Good Talk: A Memoir in Conversations
by Mira Jacob
"Sometimes, you don't know how confused you are about something important until you try explaining it to someone else." Starting with a premise similar to Ta-Nehisi Coates's in Between the World and Me—trying to explain to her son the America he is growing up brown in—Mira Jacob has made a very different, but equally thought-provoking, book. Jacob is a novelist, but here she uses a collage comic-book style that turns out to be ideal for her approach of layering conversation after conversation—with her son, with her Indian-immigrant parents, with her Jewish husband, with friends, lovers, kooky employers, jerks in bars—that capture the difficulty, the weirdness, the humor, the sadness of talking about identity, especially with those you love. A brilliant, funny, challenging, and appropriately mixed-up read.
The Dishwasher
by Stéphane Larue
This is a novel about gambling, heavy metal music, late-night debauchery, and washing dishes in a restaurant. Guess which is the most interesting, by far? The dishwashing! If you've read other behind-the-scenes food-service accounts, perhaps you won't be surprised, but a busy night in the dishpit and on the prep line can be thrilling, especially in the hands of a writer with such a vivid sense of the work and the characters involved, and of how work like that can be a lifeline for a young man otherwise screwing his life up at every turn. Larue's debut, a bestseller already in his native Quebec, has been called a cross between Kitchen Confidential and The Gambler, but I think of it as somewhere between two other favorites of mine, Queen of Spades and Love Me Back. Forgive me for saying so, but I ate it up.
The Town House
by Norah Lofts
I must acknowledge that this is the most unattractively published of any book I've chosen for Phinney by Post, but don't let the cover (or typeface inside) turn you aside: there is superb storytelling to be found here. I have my new favorite podcast, Backlisted, to thank for leading me to Norah Lofts, a bestselling historical novelist from the middle of the last century who, from the evidence of this book at least, was brilliant at marshaling historical details to dramatize how lives were bound by status, money, and capricious fate. The first in a trilogy tracing the inhabitants of an English village home from the 14th century to the 20th, The Town House follows the rise from serfdom of a smith named Martin Reed, braiding choice and cruel chance in an unsentimental, affecting, old-fashioned tale.

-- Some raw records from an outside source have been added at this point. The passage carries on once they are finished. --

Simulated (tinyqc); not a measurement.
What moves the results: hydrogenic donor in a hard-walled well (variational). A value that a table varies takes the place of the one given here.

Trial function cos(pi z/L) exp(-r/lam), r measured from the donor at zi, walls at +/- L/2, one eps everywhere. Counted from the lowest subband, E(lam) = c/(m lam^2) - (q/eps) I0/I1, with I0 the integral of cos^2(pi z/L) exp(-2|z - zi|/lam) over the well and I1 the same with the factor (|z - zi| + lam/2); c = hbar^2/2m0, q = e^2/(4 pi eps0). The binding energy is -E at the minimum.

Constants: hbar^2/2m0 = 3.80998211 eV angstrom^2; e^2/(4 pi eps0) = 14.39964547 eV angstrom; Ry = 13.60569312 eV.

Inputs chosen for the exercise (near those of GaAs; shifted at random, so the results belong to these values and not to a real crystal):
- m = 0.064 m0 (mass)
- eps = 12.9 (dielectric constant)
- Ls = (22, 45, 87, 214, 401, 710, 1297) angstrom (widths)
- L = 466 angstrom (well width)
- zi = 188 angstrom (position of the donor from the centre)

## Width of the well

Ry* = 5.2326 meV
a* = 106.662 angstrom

Underland: A Deep Time Journey
by Robert Macfarlane
Macfarlane is often called the great nature writer of his generation, but his vision of nature is not one of a pristine, unpeopled wilderness: his wilds are, for better or worse, deeply human, connected to the culture and language we've built over centuries. Having looked, in his first book, Mountains of the Mind, at how we're drawn to the highest places, now in this gorgeous and provocative new book, he has done the opposite: descending into caves, mines, catacombs, and nuclear storage facilities to unearth our relation, in both myth and practical action, with the underworld. There's no better guide: he writes with a fully grounded beauty, and brings a natural optimism to some of our darkest places.
Deep River
by Karl Marlantes
Having missed out on Marlantes's fiercely admired Vietnam epic, Matterhorn, and in the mood for a big Northwest tale, I decided Deep River, only his second novel in four decades of writing, would be my big book of the summer. I'm very glad I did. It is indeed a big Northwest tale, following a few decades in the lives of a dozen or so main characters and many memorable secondary players, nearly all of them Finnish immigrants to the logging camps and fishing villages near the mouth of the Columbia a century ago. Characters grow and die, succeed and fail, fall in and out of love, suffer tragedy and survive it, and get caught up in the larger dramas of their time—war, labor battles, good times and bad. But most of all, they work: for women and men, old and young, the highest praise among these stoic Finns, whether for an employee or a love match, is to be called a "good worker." I lived in their world for two weeks, and they'll live in mine—Aino and Aksel, Matti, Ilmari, and Kyllikki—for a lot longer.
Golden Days
by Carolyn See
This book never goes where you expect it to. Is it a satire of '80s SoCal self-empowerment? Is it a post-nuclear-war story of human apocalypse and survival? Both? Neither? The real story, for me, is in See's sentences: as swervy, surprising, and suddenly breathtaking as the hairpin turns of the Topanga Canyon road on which her narrator, post-divorce, finds a home in the midst of the particular LA excess of the era. As I emailed the friend who had tipped me off to this forgotten gem, after reading the jaw-dropping first dozen pages: "Joan Didion is reading this and thinking, 'I'm getting left in the dust.’" Rediscover this crazy and wonderful book, as we approach our own apocalypse(s).
Women Talking
by Miriam Toews
Toews has become one of Canada's leading novelists by writing with insight, sorrow, humor, and anger about the patriarchal Mennonite community in which she was raised. So how would she deal, in fiction, with a horrific (and true) incident in another Mennonite colony—the systematic drugging and rape of the colony's women by many of its men? Not as you might expect: the incident itself is offstage, replaced by the conversations of women as they, long kept isolated from the world around them, debate the ethics and efficacy of reform, revenge, and rebellion, finding the language of personal politics as they speak it, almost like a Continental Congress welling up in the attic of a barn as they wait for the men to return. It's rousing, subtle, and provocative.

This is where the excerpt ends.